SELECT MATCH (COLUMNS) AGAINST ('+"Term Ex"' IN BOOLEAN MODE) as score
FROM table_myisam
where id = 1;
Returns:
+-------+
| score |
+-------+
| 1 |
+-------+
but:
SELECT MATCH (COLUMNS) AGAINST ('+"Term Ex"' IN BOOLEAN MODE) as score
FROM table
where id = 1;
returns:
+-------+
| score |
+-------+
| 0 |
+-------+
I thought the ex might not have been indexed because innodb_ft_min_token_size was set to 3. I lowered that to 1 and optimized the table but that had no affect. The column contents are 99 characters long so I presumed the whole column wasn't indexed because of innodb_ft_max_token_size. I increased that as well to 150 and ran the optimize again but again had the same result.

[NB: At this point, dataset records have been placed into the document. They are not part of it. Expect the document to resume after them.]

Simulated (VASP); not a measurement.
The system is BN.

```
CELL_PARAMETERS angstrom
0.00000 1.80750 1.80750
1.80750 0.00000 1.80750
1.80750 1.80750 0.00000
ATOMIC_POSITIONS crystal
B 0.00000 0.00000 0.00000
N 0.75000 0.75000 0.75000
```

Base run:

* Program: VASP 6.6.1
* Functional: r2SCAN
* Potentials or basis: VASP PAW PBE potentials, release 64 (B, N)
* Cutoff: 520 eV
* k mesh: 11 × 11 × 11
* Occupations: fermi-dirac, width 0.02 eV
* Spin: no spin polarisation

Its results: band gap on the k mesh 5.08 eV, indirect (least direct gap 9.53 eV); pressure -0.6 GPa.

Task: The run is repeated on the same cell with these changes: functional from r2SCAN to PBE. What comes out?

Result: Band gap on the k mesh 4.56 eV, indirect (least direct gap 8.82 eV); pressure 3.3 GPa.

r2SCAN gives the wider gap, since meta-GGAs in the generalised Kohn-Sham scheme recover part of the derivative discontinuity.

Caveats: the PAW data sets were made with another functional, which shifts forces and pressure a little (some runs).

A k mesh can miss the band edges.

The only difference between these tables is the engine and the character set. This table is using utf8, the myisam table is using latin1.
Has anyone seen these behavior, or have advice for how to resolve it?
UPDATE:
I added ft_stopword_file="" to my my.cnf and ran OPTIMIZE TABLE table again. This time I got
optimize | note | Table does not support optimize, doing recreate + analyze instead
The query worked after this change. Ex is not a stop word though so not sure why it would make a difference.
A new query that fails though is:
SELECT MATCH (Columns) AGAINST ('+Term +Ex +in' IN BOOLEAN MODE) as score FROM Table where id = 1;
+-------+
| score |
+-------+
| 0 |
+-------+
the in causes this to fail but that is the next word in my table.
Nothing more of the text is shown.